Bougainvillea blossoms litter the yard like the tears of a passing angel. The pool, mid-repair, gapes like a wound. Another one.
Birdsongs I don’t recognize stitch at the margins of sky. I’ve learned that at least some of the songs are produced by a pair of mockingbirds. Irritating, mischievous creatures. My brother despises them and wishes he had a BB gun.
Snapshot: two nights ago, Billy fell asleep during the Lakers game but any attempt to change channels was met with an indignant snort.
Dogs bark from across the canyon.
My back hurts the usual amount. Took Tylenol yesterday. It helped. But even with my hands crabbed with arthritis and my achy sore spine, around here it’s hard not to feel like a locomotive fueled by blessings.
Look at me pop up to get a blanket for brother, lean over using both arms to spread on lap and legs. There I am standing and chopping onions for dinner after kneeling and clipping the rosemary bush. I get to take my own damn shower.
What makes you feel gratitude this Memorial Day weekend? This is a Peet’s coffee household. Oh, yes!

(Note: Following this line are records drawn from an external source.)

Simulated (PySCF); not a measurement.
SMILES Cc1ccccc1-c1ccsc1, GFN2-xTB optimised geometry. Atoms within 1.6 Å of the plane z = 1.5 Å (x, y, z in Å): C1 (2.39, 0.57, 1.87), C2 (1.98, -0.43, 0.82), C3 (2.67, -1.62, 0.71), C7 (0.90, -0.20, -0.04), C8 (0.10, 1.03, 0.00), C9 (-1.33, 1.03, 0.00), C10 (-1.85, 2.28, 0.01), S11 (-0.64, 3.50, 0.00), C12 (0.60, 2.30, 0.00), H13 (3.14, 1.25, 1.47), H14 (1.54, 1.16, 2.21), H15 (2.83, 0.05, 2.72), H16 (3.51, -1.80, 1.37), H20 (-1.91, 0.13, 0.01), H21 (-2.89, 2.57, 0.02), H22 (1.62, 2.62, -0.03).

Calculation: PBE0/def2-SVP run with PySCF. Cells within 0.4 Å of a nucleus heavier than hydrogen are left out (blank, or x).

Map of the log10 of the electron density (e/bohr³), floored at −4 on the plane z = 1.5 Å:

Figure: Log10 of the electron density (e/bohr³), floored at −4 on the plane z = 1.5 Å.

The generosity of others is on full display. I might’ve mentioned that I like chocolate covered almonds. Within three days, the basket on the kitchen counter over-spilled with bags of the confection.
A misty smog smudges the sky again this morning. It has generally cleared later in the day, but sitting under its pewter gloss now, it’s hard to believe the sun will shine. Isn’t that a comment about something?
Silhouetted against the grey, perched on a dead branch: a mourning dove. She regales me with her call. When she flies off, her wings creak.